8 Replies Latest reply: Nov 13, 2012 1:28 PM by Iordan Iotzov RSS

    How to update random rows?

    973995
      Hello All,

      I have got answers table, there are two columns which belong to that table. This table consists 1 million rows. The answer column can be numeric or text.
      create table answers(
      answer_id number primary key,
      answer varchar2(50)
      );
      My question is

      I want to update 50 random rows to 100 which is equal to '0' (zero).

      The below code works but I just wonder does it work correctly? I mean, I want to choose these rows randomly. However it is very hard to update random. Is this the best way? Do you have any suggestions?
      update answers set answer = '100' where answer_id in( 
      with
      get_ids as (select answer_id from answers where answer = '0' and rownum <= 50 order by dbms_random.value)
      select answer_id from get_ids);
      In addition, when I read threads relevant to random update, somebody recommends using rowid, do you think should I use rowid instead of answer_id? (answer_id is also unique value in my table) If I use rowid will it be faster?

      Thanks for your help.
        • 1. Re: How to update random rows?
          Frank Kulash
          Hi,
          970992 wrote:
          Hello All,

          I have got answers table, there are two columns which belong to that table. This table consists 1 million rows. The answer column can be numeric or text.
          create table answers(
          answer_id number primary key,
          answer varchar2(50)
          );
          My question is

          I want to update 50 random rows to 100 which is equal to '0' (zero).

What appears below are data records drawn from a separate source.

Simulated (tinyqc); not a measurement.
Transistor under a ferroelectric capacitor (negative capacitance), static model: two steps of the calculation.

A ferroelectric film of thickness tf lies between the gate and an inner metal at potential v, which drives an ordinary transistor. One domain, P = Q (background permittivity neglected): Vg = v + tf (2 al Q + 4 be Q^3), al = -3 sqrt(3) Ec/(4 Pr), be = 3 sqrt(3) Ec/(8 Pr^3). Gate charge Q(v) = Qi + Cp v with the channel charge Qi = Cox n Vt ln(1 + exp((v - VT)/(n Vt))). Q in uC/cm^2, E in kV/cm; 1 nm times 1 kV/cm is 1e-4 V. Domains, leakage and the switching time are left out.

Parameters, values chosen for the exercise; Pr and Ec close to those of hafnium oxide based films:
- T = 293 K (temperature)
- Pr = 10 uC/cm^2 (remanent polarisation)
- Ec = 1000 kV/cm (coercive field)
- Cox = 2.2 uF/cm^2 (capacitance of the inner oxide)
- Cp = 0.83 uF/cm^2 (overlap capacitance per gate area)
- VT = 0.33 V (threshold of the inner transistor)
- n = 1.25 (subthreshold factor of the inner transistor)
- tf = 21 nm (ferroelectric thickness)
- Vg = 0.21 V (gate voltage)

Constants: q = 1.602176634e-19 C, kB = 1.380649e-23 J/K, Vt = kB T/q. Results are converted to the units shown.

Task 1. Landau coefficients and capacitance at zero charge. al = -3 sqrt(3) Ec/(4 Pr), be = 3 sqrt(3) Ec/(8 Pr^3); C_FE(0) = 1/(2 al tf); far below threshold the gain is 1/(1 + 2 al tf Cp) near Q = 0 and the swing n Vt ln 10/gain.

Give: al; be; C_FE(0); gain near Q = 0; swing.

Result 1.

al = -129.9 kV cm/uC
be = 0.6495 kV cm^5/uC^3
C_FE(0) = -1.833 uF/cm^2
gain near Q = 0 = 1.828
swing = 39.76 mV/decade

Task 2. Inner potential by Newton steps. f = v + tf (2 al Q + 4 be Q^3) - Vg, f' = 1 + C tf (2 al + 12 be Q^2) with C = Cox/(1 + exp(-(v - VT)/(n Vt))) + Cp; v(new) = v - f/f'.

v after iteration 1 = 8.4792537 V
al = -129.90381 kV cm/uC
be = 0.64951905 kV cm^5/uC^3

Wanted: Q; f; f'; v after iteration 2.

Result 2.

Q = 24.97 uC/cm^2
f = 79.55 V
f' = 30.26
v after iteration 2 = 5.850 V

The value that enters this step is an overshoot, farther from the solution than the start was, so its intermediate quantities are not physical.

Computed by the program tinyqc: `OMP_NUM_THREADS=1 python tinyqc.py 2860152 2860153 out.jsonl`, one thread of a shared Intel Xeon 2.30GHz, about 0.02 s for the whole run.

          The below code works but I just wonder does it work correctly? I mean, I want to choose these rows randomly. However it is very hard to update random. Is this the best way?
          Almost. You want to pick the 50 rows after the ORDER BY has been applied, like this:
          update  answers 
          set      answer = '100' 
          where     answer_id in
          ( 
          with
          get_ids as (
                      select    answer_id 
                      from      answers
                      where         answer = '0'
          --            and      rownum <= 50          -- DON'T use ROWNUM here
                      order by  dbms_random.value
                  )
                  select  answer_id 
                  from    get_ids
                  where   rownum <= 50          -- Use ROWNUM here
          );
          Do you have any suggestions?
          update answers set answer = '100' where answer_id in( 
          with
          get_ids as (select answer_id from answers where answer = '0' and rownum <= 50 order by dbms_random.value)
          select answer_id from get_ids);
          The ORDER BY clause is the last part of a query to be run, after the WHERE clause is complete. As originally posted, you were picking 50 rows that had answer = '0', and then sorting them in random order. You want to pick all the rows that have answer = '0', then sort them in random order, and, last of all, pick the frist 50 from the list.
          In addition, when I read threads relevant to random update, somebody recommends using rowid, do you think should I use rowid instead of answer_id? (answer_id is also unique value in my table) If I use rowid will it be faster?
          Yes, using ROWID will be faster.
          • 2. Re: How to update random rows?
            AlbertoFaenza
            Hi,

            this one:
            select answer_id from answers where answer = '0' and rownum <= 50 order by dbms_random.value
            will always get the same 50 rows randomly order.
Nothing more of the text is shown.